Christmas Activities to Establish as Traditions for Families, Especially those with Young Children
Kid Decorated Christmas Cookies
Activities to Spread through December AND the 12 Days of Christmas
First of all, loving families do not intentionally create stress for its members. So, do not look at the activities on this list as more things to squeeze into an already excessive list of "to do's." If some of the items appeal to you, there are two ways to fit them in and have fun with them.
First, plan for next Christmas in October or September. This may be foreign or uncomfortable to those of us whose style is procrastination, but it really works and you can do it. By stepping outside your normal mode of operation to mark up a calendar with tentative days for doing A,B, and C, you won't be rushing around like the Christmas partridge with its head cut off. Also, if you are sharing custody of your children with the other parent, this planning works very well to fit in everything that you want to share with your children in this holiday season.

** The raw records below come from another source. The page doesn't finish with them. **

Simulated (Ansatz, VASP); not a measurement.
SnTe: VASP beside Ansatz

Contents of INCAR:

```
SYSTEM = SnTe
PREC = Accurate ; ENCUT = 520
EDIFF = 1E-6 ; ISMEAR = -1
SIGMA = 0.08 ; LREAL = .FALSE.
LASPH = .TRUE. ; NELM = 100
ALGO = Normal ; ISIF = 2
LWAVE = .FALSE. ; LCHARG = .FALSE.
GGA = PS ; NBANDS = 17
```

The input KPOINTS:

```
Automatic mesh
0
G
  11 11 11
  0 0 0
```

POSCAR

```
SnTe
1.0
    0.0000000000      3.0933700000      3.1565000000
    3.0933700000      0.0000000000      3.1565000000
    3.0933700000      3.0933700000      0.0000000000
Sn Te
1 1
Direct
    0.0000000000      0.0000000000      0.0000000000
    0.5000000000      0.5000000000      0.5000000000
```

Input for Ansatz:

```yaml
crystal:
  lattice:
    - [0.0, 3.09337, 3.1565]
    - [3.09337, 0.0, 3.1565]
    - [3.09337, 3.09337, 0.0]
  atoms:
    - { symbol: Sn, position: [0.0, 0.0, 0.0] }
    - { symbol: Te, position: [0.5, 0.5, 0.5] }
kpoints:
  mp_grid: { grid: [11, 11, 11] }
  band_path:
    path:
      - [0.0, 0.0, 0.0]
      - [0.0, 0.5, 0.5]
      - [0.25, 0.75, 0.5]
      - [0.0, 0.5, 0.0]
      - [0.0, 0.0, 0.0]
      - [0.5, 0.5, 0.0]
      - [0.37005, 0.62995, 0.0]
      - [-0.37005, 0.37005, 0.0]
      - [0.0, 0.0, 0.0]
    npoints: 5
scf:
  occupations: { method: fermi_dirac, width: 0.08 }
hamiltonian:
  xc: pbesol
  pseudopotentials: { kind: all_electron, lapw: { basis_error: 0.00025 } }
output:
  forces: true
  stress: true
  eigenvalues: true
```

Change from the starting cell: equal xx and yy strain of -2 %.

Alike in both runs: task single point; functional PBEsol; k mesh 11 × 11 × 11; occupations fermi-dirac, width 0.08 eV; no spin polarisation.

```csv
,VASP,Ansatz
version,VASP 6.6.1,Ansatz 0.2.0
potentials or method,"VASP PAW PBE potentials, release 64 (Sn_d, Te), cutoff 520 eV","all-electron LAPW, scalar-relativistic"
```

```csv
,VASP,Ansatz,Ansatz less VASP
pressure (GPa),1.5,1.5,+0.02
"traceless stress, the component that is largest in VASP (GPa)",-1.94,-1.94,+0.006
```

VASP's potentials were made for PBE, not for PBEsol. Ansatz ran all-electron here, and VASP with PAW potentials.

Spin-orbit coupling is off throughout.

The second step is to think about the 12 days of Christmas. This runs from December 25th to January 6th of the new year. I feel, and perhaps you will come to agree, that some of those activities such as baking special cookies or caroling for the neighborhood can be done after Christmas Day and still be part of the Christmas season. Please give these ideas some thought in order to make Christmastime happy and full of pleasant bonding for the family.
Get "The Tree" Together
This can mean a family trip to a local farm, a trip to a lot with cut trees shipped from afar, or pulling out the artificial one and assembling it. For the first 2 options, everyone should be permitted to offer some sort of artistic judgements aboiut the "candidates." This can be an exercise in happy group decision-making. For the last option, depending on the complexity, children may be minimally involved for a brief period of time as mechanic aides.
Christmas Cookie Baking
Decorate the Tree
I strongly feel that a Christmas tree should be the tapestry of a family's history together. It should be full of child-made ornaments, ornaments which reflect special events or interests of members, and meaningful decorations and colors which reflect the family's heritage, beliefs and culture.
I have no use for a "designer tree" which is all color-matched full of fragile, expensive ornaments.
Additionally, I feel that putting these decorations on the Christms tree should be a family bonding event, not a chore for one (probably adult) member. Thus, Christmas music can play in the background as the family puts on decorations. Keep an open mind about shildren's height and reach, and aesthetic tastes for ornament placement. If you feel that you must move one or two of them, be very tactful and gentle. Also, be aware of the attention span of all members and do not turn the decorating activity into an unpleasant time.
Give to the Less Fortunate
In some communities, Christmas is a time at which charities set up a tree inside a bank or store with brief information about children or eterans,etc., who may not be in a position to expect any gifts at all for the holidays. One can choose a name from the tree and return with an age-appropriate gift. There are also Toys for Tots run by the Marine Corps and the ubiquitous Salvation Army bell ringers with their kettles for coin donations. Giving to any or aall of these organizations is a great thing to do as a family. Furthermore, it demonstrates family values of charity and compassion in action.
Make Food Treats Together
We need to eat every day, yes? Even after Christmas Day. Therefore, making cookies is still a great activity after December 25th.
Read a Christmas Story
It is nice to start a tradition of reading aloud the same story about Christmas each year to the young ones. Even though they grow up and teenagers may moan and groan, deep in their hearts, it gives them a sense of bonding and security. However, pick a rather short story --- no reading of "A Christmas Carol" by Charles Dickens aloud. In some families this may be the Bible passages about the birth of Christ, and it may occur during your family home Advent observances. For others, it may be a Santa story such as "Twas the Night Before Christmas" or "The Polar Express." Whatever it is, it should reflect some of your feelings about the specialness of Christmas and family.
Work on a Family Jigsaw Puzzle
Choose a puzzle which is appropriate for the youngest member of the family. Set it up on a table which is safe from pets and does not need to be used for other purposes for a week. Anyone walking by can work on solving a little bit more of the puzzle. If you wish to save your opus for posterity, there are glues which can be used to connect it forever.
Choose a Special Menu for a Specific Day in the 12 Days
Some cultures have certain foods which are eaten on December 24th, such as seven fishes. Your family can choose a day and a food for your own tradition. How about pizza every Decenber 27th? Or, chicken pot pie every December 30th? It is totally up to you to develop an easy-to-follow plan for every year.
Play a Board Game Together
Again, choose a game which can be played by your youngest member. Your might be successful with the same game every year or in changing as the youngest matures. Suggestions are: Apples to Apples (TM), Pictionary (TM) , or Parcheesi (TM). The purpose is to have fun together, not to determine the absolute winner of the universe. It is nice to have some non-electronic and interactive fun together.
Whatever you do as a family, may it be pleasant and wonderful!